During a break between rehearsing scenes for Overland High School's fall play on a recent Monday afternoon, a group of teenage actors took a few minutes to discuss internet culture.
In certain ways, their discussion was one that could easily be expected from any modern, internet-savvy high-school students. They swapped stories about the funniest memes they'd seen in the past week, exchanging laughs over particularly incisive visual gags that popped up on their feeds. In other respects, however, their exchange seemed to clash with the casual, disposable and sometimes inane culture of the internet.
All of the memes that popped up in the students' conversation were tied to William Shakespeare's greatest tragedy. Every spin on well-worn internet memes that the young actors discussed had to do with the characters, themes and plots of "Hamlet."
It's no wonder that one of Western literature's greatest tragedies was on these students' minds. Overland High School's theater department is staging its own spin on "Hamlet" for a single weekend of performances, from Thursday, Nov. 8 to Saturday, Nov. 10. The production comes on the heels of another ambitious production by the school, a staging of the drama "Raisin in the Sun" by Lorraine Hansberry.
While the Overland production of "Hamlet" is somewhat abridged (the Overland production runs at a little over two hours as opposed to the standard four), these high school students haven't shied away from tackling the Bard of Avon's original Elizabethan language or references. Indeed, Overland Fine Arts Coordinator Abigail Cate, who selected the show as the fall play and is directing the production, wanted to make sure the students had access to all the unedited complexity, depth and detail that makes "Hamlet" one of Shakespeare's greatest artistic accomplishments.

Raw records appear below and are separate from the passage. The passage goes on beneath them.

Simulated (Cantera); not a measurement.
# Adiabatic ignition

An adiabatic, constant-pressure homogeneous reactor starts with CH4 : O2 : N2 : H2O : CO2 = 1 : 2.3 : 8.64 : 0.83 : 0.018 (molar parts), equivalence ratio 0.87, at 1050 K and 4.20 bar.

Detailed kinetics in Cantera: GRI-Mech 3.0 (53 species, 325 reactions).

"We've done a lot of comedy on the Overland stage. They haven't had a lot of drama experience," Cait said, explaining that the school's drama department has tackled lighter Shakespearean fare like "A Midsummer Night's Dream" in the past. "That was one of the reasons I said, 'These kids need something meaty; let's give them something to dig their teeth into.'
"How about the hardest play ever written?" she added. "I knew they could do it, because these kids are amazing."
Acclimating to dialogue and intrigue written more than 400 years ago was hardly simple for the show's cast. The students playing the show's leading roles had little to no experience with "Hamlet" specifically and Shakespeare in general, but that didn't stop every member of the cast and crew from jumping into their roles with dedication, insight and enthusiasm.
"Now that I've really gone through it and learned every little in and out of the script, I've gained a whole new appreciation for this piece," said Asher Wolf, the 16-year-old Overland junior who's playing the show's titular role, the doomed Prince of Denmark who must decide how to avenge the death of his father. "Shakespeare wrote 'Hamlet' to be relevant, and even now, it still is. I think that was the biggest takeaway, that a piece written hundreds of years ago is still connecting to me a lot."
Wolf wasn't the only student actor to find immediacy and relevance in the script. Student actors offered parallels between Shakespeare's text and issues from their own lives. They'd found important lessons about love, loss and mental health; they made parallels between the dangerous, intrigue-laden court of Elsinore with the pressures of finding a healthy and happy path through high school.
"It's really quite powerful. It's definitely is a show for teenagers. The struggle of Hamlet trying to figure out who he is, the relationship with his parents, what his goals in life are, who he wants to align himself with, who he trusts – I think that's all relevant," said 17-year-old junior Travis Deane, who's playing the role of Polonius. "In high school, you'll find that there are people who aren't quite who they say they are. For Hamlet to go through that whole process … I think you can learn a lot from it."
Cassidee Raffa, 17, who's playing the role of Ophelia, found a similar kind of resonance in tackling the role of a young woman who fights a life-or-death battle for mental health. Jackson Ross, 17, marveled at the intellectual depth of Shakespeare's words in preparing for the role of Laertes, even as he found relatable motivations for his character.
The actors' ability to digest and memorize the material has thoroughly impressed Cait, who's found new facets to appreciate about the drama in leading this group of young actors through the process of staging it.
"I am delighted and surprised every day by the students' level of insight. They've tackled this show with such professionalism and intelligence," she said. "Every single time you go through this text, you find something new."
For Wolf, who's navigating the play for the first time in its lead role, one the most profound impacts of Shakespeare's work was its underlying messages about forgiveness and acceptance. Wolf found a heartening message in one of Western literature's darkest tragedies, one that carries a great amount of meaning and weight in our contemporary age. It's a takeaway that goes much deeper than memorizing the famous "To be or not to be" soliloquy.
"I think in the end, the main thing that you should take away from 'Hamlet' is to live your life to the best of your ability and to let bygones be bygones … The message is to take care of yourself, and that mental problems aren't something that anyone gets to escape," Wolf said. "It's about knowing that it's OK to be sad sometimes."
For those who may be dubious about a group of teenagers' ability to understand and properly convey the deeper messages of the show, Wolf had a bit of a reality check.
"Some people don't realize how much high schoolers go through," he said. "They don't realize how much we're willing to work and prove ourselves to others."